In this study, an anonymous online survey was designed to collect the values of all the variables. The first part of this four-section survey is the SUS. The second part collects demographic data: education level (High School/University)—referred to as age, and gender (Male/Female/Prefer not to say), as well as the type of interface used to play the ThinkLand VR game (Desktop or Mobile). Besides these data that served as predictor variables, the participants also reported the values of outcome variables: task scores for each task in the game (used to calculate the score variable) and the total duration required to complete the entire challenge, i.e., the time. The third administered section of the survey is the VEUQ. This sequence of questionnaire administration was intended to encourage participants to first provide an overall usability rating and game performance data, before reflecting on specific aspects of the ThinkLand interface. In the final section, users were given the opportunity to provide qualitative feedback through a few open-ended questions.

4.2. Pilot Study

Following the generally recommended HCI practice of iterative design, implementation and evaluation of a pilot study was conducted to preliminarily assess the usability of the ThinkLand. Additionally, the study aimed to evaluate and refine the design of the VEUQ as an assessment instrument.

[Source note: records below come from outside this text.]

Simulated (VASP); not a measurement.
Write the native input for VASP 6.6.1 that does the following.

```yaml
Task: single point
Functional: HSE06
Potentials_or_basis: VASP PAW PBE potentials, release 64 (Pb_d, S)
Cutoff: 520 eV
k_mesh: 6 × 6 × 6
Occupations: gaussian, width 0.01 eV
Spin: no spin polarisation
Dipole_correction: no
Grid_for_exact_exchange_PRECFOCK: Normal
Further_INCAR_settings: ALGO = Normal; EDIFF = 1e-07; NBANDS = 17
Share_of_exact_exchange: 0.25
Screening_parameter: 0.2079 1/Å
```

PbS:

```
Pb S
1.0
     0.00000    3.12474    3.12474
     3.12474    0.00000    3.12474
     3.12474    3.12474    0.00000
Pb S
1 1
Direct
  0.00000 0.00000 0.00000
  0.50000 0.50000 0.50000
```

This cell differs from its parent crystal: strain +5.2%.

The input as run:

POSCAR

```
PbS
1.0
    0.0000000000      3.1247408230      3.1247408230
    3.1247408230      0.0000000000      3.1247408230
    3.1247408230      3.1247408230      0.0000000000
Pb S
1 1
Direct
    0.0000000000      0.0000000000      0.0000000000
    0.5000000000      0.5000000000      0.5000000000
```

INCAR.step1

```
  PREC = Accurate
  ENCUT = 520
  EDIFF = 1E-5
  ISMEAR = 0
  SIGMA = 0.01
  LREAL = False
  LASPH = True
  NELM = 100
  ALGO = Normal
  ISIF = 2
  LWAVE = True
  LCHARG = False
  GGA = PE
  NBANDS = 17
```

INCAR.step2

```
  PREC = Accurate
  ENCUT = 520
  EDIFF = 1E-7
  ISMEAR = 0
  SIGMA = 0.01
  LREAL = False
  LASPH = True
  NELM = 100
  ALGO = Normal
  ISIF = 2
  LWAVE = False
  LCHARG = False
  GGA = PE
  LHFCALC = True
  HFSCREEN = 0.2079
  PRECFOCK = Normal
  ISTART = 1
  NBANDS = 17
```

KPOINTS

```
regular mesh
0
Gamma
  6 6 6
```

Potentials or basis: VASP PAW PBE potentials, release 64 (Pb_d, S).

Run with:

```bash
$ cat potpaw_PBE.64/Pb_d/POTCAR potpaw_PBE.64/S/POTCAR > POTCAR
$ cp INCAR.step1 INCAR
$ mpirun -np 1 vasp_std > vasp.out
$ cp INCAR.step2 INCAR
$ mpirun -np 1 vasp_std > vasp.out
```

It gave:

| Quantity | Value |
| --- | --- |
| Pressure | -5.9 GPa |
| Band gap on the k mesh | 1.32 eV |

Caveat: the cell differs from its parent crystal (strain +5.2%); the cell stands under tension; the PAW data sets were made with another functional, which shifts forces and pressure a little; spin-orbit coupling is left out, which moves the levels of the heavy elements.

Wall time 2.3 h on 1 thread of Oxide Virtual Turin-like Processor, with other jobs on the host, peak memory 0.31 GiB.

The pilot study involved 20 senior graduate students of Compute Science, recruited as a convenience sample due to their familiarity with digital environments and their ability to critically assess the clarity of questionnaire items and the usability of the ThinkLand interface.

Participants first completed the ThinkLand VR challenge and subsequently filled out the initial version of the VEUQ. Ten students were using their mobile devices, and ten students played the game on desktop computers. The thinking aloud protocol was employed in user testing to capture real-time feedback. After gameplay and questionnaire completion, individual interviews were conducted to gather the participants’ feedback on the interaction experience, and on their understanding of the VEUQ items. Participants were specifically encouraged to comment on the clarity, relevance, and perceived difficulty of the questionnaire items, as well as to highlight any usability issues encountered during gameplay.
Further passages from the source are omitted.